10 Songs About Racism That Don’t Suck

Share:

By now you’ve no doubt heard Brad Paisley and LL Cool J’s thoroughly bewildering “Accidental Racist,” and wondered how in God’s name we live in a world where this song exists. We guess the sentiment is laudable enough, in its own cack-handed way — ultimately, it’s a plea for mutual understanding and racial reconciliation, which is something we can get behind, even if it is couched in curiously passive-agressive language and non-apologies — but boy is it ever both a) weird and b) plain old bad. In the spirit of the song’s message, though, here are a bunch of songs about racism that actually make for vaguely pleasurable (if often sad and chastening) listening experiences.

Nina Simone — “Mississippi Goddam”

A howl of exasperation and frustration at the state of the South in the mid-1960s, written as a response to the firebombing of a church and the murder of civil rights activist Medgar Evers. The song was hugely controversial, predictably enough, and the fact that its release led to a boycott of Simone’s records was at least part of the reason why she left the USA for Europe and Africa in 1974.

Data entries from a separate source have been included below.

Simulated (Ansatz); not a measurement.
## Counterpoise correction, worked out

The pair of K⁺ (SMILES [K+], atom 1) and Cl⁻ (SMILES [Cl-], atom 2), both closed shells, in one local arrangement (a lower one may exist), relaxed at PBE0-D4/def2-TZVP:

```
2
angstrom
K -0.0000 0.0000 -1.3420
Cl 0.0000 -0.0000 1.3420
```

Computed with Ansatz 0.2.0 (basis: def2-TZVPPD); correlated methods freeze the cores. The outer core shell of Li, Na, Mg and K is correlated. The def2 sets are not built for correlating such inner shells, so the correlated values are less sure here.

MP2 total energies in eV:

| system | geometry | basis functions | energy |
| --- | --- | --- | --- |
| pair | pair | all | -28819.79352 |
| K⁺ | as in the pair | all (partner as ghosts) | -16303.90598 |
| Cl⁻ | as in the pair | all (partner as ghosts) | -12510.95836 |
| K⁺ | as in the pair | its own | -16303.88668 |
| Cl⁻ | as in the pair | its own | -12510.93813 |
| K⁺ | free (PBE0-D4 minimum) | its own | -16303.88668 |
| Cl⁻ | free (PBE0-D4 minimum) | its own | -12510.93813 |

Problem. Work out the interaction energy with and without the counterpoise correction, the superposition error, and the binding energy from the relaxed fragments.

En Vogue — “Free Your Mind”

A clever subversion of the “Free your mind and your ass will follow” idea, the chorus of this song rather speaks for itself: “Free your mind and the rest will follow/ Be color blind, don’t be so shallow.” Indeed.

Mos Def — “Mr. Nigga”

Hip hop tunes about racism are as old as the genre itself, of course. Everyone’s familiar with “Changes” and “Fight the Power,” etc., so we thought we’d go with this track, a song that catalogs its author’s continuing struggle with being stereotyped and mistreated despite his burgeoning career. It’s supremely catty, too: “Late night, I’m on a first class flight/ The only brother in sight the flight attendant catch fright… An hour later here she comes by walking past/ ‘I hate to be a pest but my son would love your autograph.'”

They Might Be Giants — “Your Racist Friend”

They’re generally best known for lighthearted and (shudder) quirky lyricism, but this uncharacteristically serious song does a pretty fine job of capturing just how uncomfortable it is being at a party or social gathering where someone you don’t really know starts spouting racist horseshit. Do you tell them to shut up? Tell your friend to tell them to shut up? Or edge toward the door?

Sly and the Family Stone — “Don’t Call Me Nigger, Whitey”

The call-and-response chorus here acknowledges that racism can be a two-way street — a point that it seems “Accidental Racist” was trying to make in its own ignorant way. In citing this song as an anti-racist anthem, though, people tend to forget its sole verse, which presents a rather pessimistic view of the possibility of racial reconciliation: “I went down across the country, and I heard some voices rang/ They was talkin’ softly to each other, and not a word could change a thing.”

Depeche Mode — “People Are People”

Surely the only high-camp synthpop anti-racism plea ever committed to tape! The lyricism may be somewhat clay-footed — “We’re different colors and different creeds/ And different people have different needs” — but the sentiment is laudable. RuPaul covered it, too. Obviously.

Midnight Oil — “Beds Are Burning”

A song about Australian aborigines’ struggle for land rights, and specifically the Pintupi people of Western Australia, who left their ancestral lands after British missile tests in the 1960s. The song was curiously successful outside Australia — your correspondent has come across it in record stores and record collections throughout Europe and North America. If anyone’s wondering, Midnight Oil broke up some time ago, and these days singer Peter Garrett is a terrible MP. Sigh.

Neil Young — “Southern Man”

Young’s portrait of Southern racism dates from a generation before Paisley’s song, and there’s nothing accidental about the racism it depicts: “I saw cotton, and I saw black/ Tall white mansions and little shacks/ Southern man, when will you pay them back?” The song went down like a sack of shit in the South, predictably enough, and continues to inspire debate (look no further than SongMeanings, for instance).

Bob Marley — “War”

Taking its lyrics from a speech by Haile Selassie, this is one of music’s most eloquent and powerful statements about racism. As far as a distillation of anti-racist sentiment goes, you can’t really do a whole lot better than this: “Until the philosophy which hold one race superior and another inferior is finally and permanently discredited and abandoned, everywhere is war.” Quite.

Billie Holiday — “Strange Fruit”

And finally, the classic, as hauntingly desolate as ever, some 75 years after it was first recorded. There’s nothing accidental about the racism depicted here.